The dark heart of the Milky Way
Information about the closest supermassive black hole – the central object of our own galaxy
An article by Markus Pössel
To the best of our astrophysical knowledge, supermassive black holes, with millions or even billions solar masses are everywhere in the universe, with the core regions of most galaxies containing one such black hole. In the case of active galactic nuclei, these black holes are the cause of spectacular phenomena such as the jets of radio galaxies with their huge radio bubbles. But also in more quiet galaxies, such as our very own Milky Way, lurks a black hole.
Our very own black hole
A supermassive black hole on our own doorstep, a mere 25000 or so light years away, might sound a bit scary. For astronomers, it is a veritable boon: the most workable way of identifying an object as a black hole is a determination of its mass and an estimate of its size. Determining the mass of an astronomical object is, in general, no easy task. It is the least difficult for several objects orbiting each other, following their mutual gravitational pull: For such movements, the laws of celestial mechanics tie the masses of the objects in questions to the details of their orbital motion. Once the orbits are known, this allows conclusions about the masses.

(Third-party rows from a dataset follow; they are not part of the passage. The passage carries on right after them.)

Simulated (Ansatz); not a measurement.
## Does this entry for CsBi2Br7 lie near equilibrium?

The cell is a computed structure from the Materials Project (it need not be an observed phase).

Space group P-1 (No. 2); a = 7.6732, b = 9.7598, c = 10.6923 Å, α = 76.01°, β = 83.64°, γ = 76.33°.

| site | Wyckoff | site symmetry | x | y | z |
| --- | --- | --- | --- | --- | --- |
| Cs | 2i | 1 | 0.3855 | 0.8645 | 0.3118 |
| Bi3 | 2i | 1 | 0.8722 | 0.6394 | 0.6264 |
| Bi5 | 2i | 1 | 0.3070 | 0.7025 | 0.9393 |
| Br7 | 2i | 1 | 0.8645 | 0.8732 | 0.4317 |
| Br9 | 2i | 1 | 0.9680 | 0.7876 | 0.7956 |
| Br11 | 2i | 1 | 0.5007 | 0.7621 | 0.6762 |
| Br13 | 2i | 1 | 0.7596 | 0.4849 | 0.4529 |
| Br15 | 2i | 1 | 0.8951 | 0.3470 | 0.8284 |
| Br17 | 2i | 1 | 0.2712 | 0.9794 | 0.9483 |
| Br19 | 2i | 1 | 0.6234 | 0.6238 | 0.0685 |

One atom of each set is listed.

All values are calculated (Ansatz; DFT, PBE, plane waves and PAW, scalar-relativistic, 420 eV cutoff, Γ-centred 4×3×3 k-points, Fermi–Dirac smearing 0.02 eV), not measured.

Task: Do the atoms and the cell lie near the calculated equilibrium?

Stars orbiting the central black hole
In the case of the central black hole in the Milky Way galaxy, astronomers have followed the motion of several stars in the centre of the galactic core for years. The following animation is based on observations made by researchers from the Max-Planck-Institute for Extraterrestrial Physics in the course of six years, using the New Technology Telescope of the European Southern Observatory.
The animation shows a region a few light days across, in the core region of the Milky Way that, as viewed from Earth, is in the constellation Sagittarius. As mentioned before, that region is roughly 25000 light years away from Earth. The blue cross in the centre marks the position of “Sagittarius A*”, a compact radio source. The astronomers have developped a detailed three-dimensional model to reconstruct the stars’ motions; the orbits thus reconstructed are shown in purple.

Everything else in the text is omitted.